Beard was born in Cincinnati, Ohio, into a family of artists.[3] As a youth in Painesville,[4] he explored the woods and made sketches of nature. His father was the artist James Henry Beard and his mother was Mary Caroline (Carter) Beard. His uncle was the artist William Holbrook Beard. He lived at 322 East Third Street in Covington, Kentucky near the Licking River, where he learned the stories of Kentucky pioneer life.
He started an early career as an engineer and surveyor.[5] He attended art school in New York City. He wrote a series of articles for St. Nicholas Magazine that later formed the basis for The American Boy's Handy Book. He was a member of the Student Art League, where he met and befriended Ernest Thompson Seton in 1883. He illustrated a number of books for Mark Twain, and for other authors such as Ernest Crosby.

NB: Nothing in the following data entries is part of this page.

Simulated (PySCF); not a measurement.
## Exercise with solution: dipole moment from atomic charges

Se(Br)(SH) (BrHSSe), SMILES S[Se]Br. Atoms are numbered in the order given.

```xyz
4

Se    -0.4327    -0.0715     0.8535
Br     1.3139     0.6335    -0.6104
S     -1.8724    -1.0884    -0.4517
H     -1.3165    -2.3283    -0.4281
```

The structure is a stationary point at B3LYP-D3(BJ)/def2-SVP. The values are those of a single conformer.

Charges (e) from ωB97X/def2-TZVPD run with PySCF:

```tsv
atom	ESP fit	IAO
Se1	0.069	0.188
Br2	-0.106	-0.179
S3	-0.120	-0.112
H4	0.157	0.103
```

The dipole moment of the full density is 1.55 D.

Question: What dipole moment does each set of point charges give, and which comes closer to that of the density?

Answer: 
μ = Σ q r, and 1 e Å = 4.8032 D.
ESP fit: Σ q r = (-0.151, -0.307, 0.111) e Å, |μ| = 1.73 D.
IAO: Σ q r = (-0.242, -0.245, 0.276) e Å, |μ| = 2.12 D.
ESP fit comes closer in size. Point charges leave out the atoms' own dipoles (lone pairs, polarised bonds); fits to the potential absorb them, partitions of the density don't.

In 1886, Daniel Carter Beard joined Henry George's Single-tax movement and became a strong advocate of the Georgist philosophy. He wrote several novels about the subject (such as Moonblight and Six Feet of Romance).[6] With Mark Twain's approval, Beard's illustrations for A Connecticut Yankee in King Arthur’s Court were a Georgist interpretation of the story.[7]
In 1908 while living in Redding, Connecticut, Beard was among those on hand to welcome Mark Twain upon his arrival to the author's new villa Stormfield.[8]
Beard became the editor of Recreation magazine launched by his friend George O. Shields and wrote a monthly column for youth. He founded the Sons of Daniel Boone in 1905, basing it on American frontier traditions. He later moved his column to Woman's Home Companion. After conflicts with a new editor, he moved to the Pictorial Review. Since Women's Home Companion retained the rights to the name, he simply renamed the organization to Boy Pioneers of America.[9]
Beard was a longstanding and influential member of the Camp-Fire Club of America.[10]
Beard merged his organization into the Boy Scouts of America when it was founded in 1910. Beard became one of the first National Scout commissioners of the Boy Scouts and served it for 30 years. He later became the editor of Boys' Life magazine, the BSA official magazine, and wrote a monthly column for youth. The work of both Beard and Ernest Thompson Seton are in large part the basis of the Traditional Scouting movement.[11] [12]
Beard also helped his sister organize the Camp Fire Girls. Beard was a Freemason, initiated in the Mariners Lodge No. 67 (New York City).[13] [14] An award for Masonic Scouters has been named in his honor.
Beard founded Boy Scout Troop 1 in Flushing, New York, which is believed to be one of the oldest continuously chartered Boy Scout Troops in the United States. He became an Eagle Scout at the age of 64 on February 15, 1915.[15]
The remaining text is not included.